And now it's hard to find any record stores at all...
It's stupid for ANY chain store, whatever the product, to ignore local customers in favor of national trends. The "nation" doesn't shop there-your repeat customers who live nearby do!
I've been buying from amazon for years, because I can find all those interesting, offbeat and ~inexpensive books that I want. If you're not looking for a new bestseller, it's amazing how little you can get a good, nearly new book for!
You'd think people would learn from the old Soviet Union, command economies don't work.
|Date:||February 10th, 2011 04:21 am (UTC)|| |
Then again, independant bookstores have vanished around western Mass/CT due to the fact that everyone bought the mass market stuff from Amazon cheaper after checking it out at the store. There really isn't a win for the bibliophile anymore. I guess we're really headed back to the days of word of mouth.
Or the mass move to ereaders...
Having worked in the book sellers industry, I can say that this isn't new. The big chains have always behaved like this, it's just that in LA, we don't notice so much. Now though, some of the really cool independents are gone, and all that's left are the glaring places like B&N (we referred to them as Satan's) and Borders. When the Independent Booksellers Association sued B&N, it was pretty obvious in the smaller towns. These giants would go in, sell books for wholesale, and run the indies out of business. The indies couldn't take a 35% cut. Then once gone, the big chains could do away with having to worry about having every single title on their shelves.
Ten years ago, no one anticipated just how successful places like Amazon would be. Ten years later, B&N and Borders still haven't changed their trading practices. The result is this.
What hurts is that once these giants fall, we're not going to have any bookstores we can walk to. No indies, no chains, they'll all be gone. Worse, many libraries have suffered cuts due to the economy, and other libraries just suck. Better hope Amazon doesn't sink.
Yeah, our neighborhood library is pretty poor. However, I order library books from the whole county online, and pick them up at my library. That makes the service much better.
I can only hope that the fall of the giants will open things up for smaller stores that are a bit quirky. Like the fungus and lichens that eat up a dead tree after it falls, don't you know.
The thing that I see as BN's biggest mistake is the fact that they are now trying to compete in the electronics gadget market.

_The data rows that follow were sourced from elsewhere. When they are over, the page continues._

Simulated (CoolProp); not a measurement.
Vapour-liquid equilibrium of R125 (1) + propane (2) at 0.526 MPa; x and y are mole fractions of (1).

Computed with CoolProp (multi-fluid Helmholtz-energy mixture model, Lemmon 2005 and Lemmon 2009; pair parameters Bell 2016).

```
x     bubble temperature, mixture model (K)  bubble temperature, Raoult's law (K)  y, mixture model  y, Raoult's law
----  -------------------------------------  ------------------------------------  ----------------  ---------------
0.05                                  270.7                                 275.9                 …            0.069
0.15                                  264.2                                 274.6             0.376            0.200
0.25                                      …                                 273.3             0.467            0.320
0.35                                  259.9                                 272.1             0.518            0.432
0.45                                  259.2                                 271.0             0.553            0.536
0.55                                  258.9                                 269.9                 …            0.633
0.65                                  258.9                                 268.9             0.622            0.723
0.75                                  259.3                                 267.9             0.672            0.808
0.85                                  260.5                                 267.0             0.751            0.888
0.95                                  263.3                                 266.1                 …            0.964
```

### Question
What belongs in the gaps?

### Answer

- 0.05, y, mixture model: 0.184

Offering the Nook would be okay. They do have to keep up with the times. The problem is that this is what they have chosen to focus on. They've forgotten how many people want paper and ink books on the shelves in a huge variety of subjects, and knowledgeable booksellers to help them.
I think that because of this, there will be a resurgence of indy bookstores. It may take a while, but I do think it will happen.
The Nook counter at our local B&N is huge, and it's right up front at the entryway. You practically trip over it when you come in. And it's the only table in the store that has someone there constantly to chat you up.